Friday, February 18, 2011



Lara Logan, shown here in 2005, is chief foreign affairs correspondent for CBS News. (Ruth Fremson/The New York Times)

     I felt compelled to join a Twitter based conversation that swirled around comments made by Nir Rosen an NYU fellow and writer.

    I will not repeat his indiscretions, but will note they were made about the brutal assault on CBS Correspondent Lara Logan in Cairo.

    I am a loud advocate of the First Amendment and believe that a commitment to free speech must, some times, suffer the excesses of zealots and idiots. There is however, an however an in my thinking.

    I learned from my parents, free thinking, politically sophisticated, well read and wise people, there are some things you just don't joke about.  Civility, decency, good manners do matter, even if we seem to inherit an increasingly course and unsophisticated age.

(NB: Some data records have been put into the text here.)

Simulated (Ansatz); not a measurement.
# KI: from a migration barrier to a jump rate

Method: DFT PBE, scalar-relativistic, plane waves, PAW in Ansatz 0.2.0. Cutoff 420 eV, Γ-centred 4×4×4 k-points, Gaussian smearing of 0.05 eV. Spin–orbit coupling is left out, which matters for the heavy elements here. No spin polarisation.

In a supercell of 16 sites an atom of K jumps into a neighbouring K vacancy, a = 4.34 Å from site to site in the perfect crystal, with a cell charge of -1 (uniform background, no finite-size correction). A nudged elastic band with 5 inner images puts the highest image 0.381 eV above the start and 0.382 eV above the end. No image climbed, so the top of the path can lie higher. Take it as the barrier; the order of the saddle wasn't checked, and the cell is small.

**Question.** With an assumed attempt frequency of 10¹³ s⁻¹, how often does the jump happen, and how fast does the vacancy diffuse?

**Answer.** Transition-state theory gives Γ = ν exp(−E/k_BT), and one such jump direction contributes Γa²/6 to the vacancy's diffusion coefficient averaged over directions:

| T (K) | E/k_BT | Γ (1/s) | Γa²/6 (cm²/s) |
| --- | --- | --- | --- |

    I'm including my comments about Rosen, as posted at a couple of places.

Brutality to a journalist while trying to report is no laughing matter. Insensitivity breeds. Rosen should know better. Now he understands that loutish behavior should be called out.

     The nature of the attack on Logan only makes Rosen's comments all the more reprehensible.  Rosen wrote an eloquent apology, to which I responded on SALON.

Knowing Better

Yours words are compelling. Your lack of judgement was disgusting.
I too have been in tough places, on assignment. You've been there, you should remember always to keep your wits.
My greatest disgust is, in knowing that you have been in danger, to see you make light of it. Yea, I know about the fatalistic self defense of men and women under pressure and in danger that emerges as humor. But when one of our own is down, it is never, NEVER a source of humor.
Insensitivity breeds. A journalist under attack is never a laughing matter. That is the lesson. Sorry for your plight, but how would have it?
    Rosen enjoyed the right to say and write what he thought, however ill conceived. The school was right to make it clear his behavior was unacceptable. 
     If this is an issue for which you have passion or interest, you might check here.

     I don't believe it is a matter of right or left, despite some opinions to the contrary. 
I think it is really a matter of decency. 

     What do you think?  Did the school do the right thing?  Should we not be offended by 

comments like those of Rosen?

      Leave your thoughts.   See you down the trail.


  1. I was outraged when I read about his oafish and insensitive remarks. I was incredulous. I picked up the phone to call the National Review--then put it down, realizing that I was about to make the same mistake with my own mouth that he made with his flippant Twitter remarks. I was about to speak without thinking first. There is a lesson here for every journalist and for every human being, for that matter. We all have light and dark within us, and it is illuminating to stand back and watch what triggers the darkness to emerge. We saw Rosen's on public display. I am glad he is no longer a "fellow"

  2. Anne-
    So good of you to relate such a powerful experience. Thank you for the moment of grace and enlightenment as well.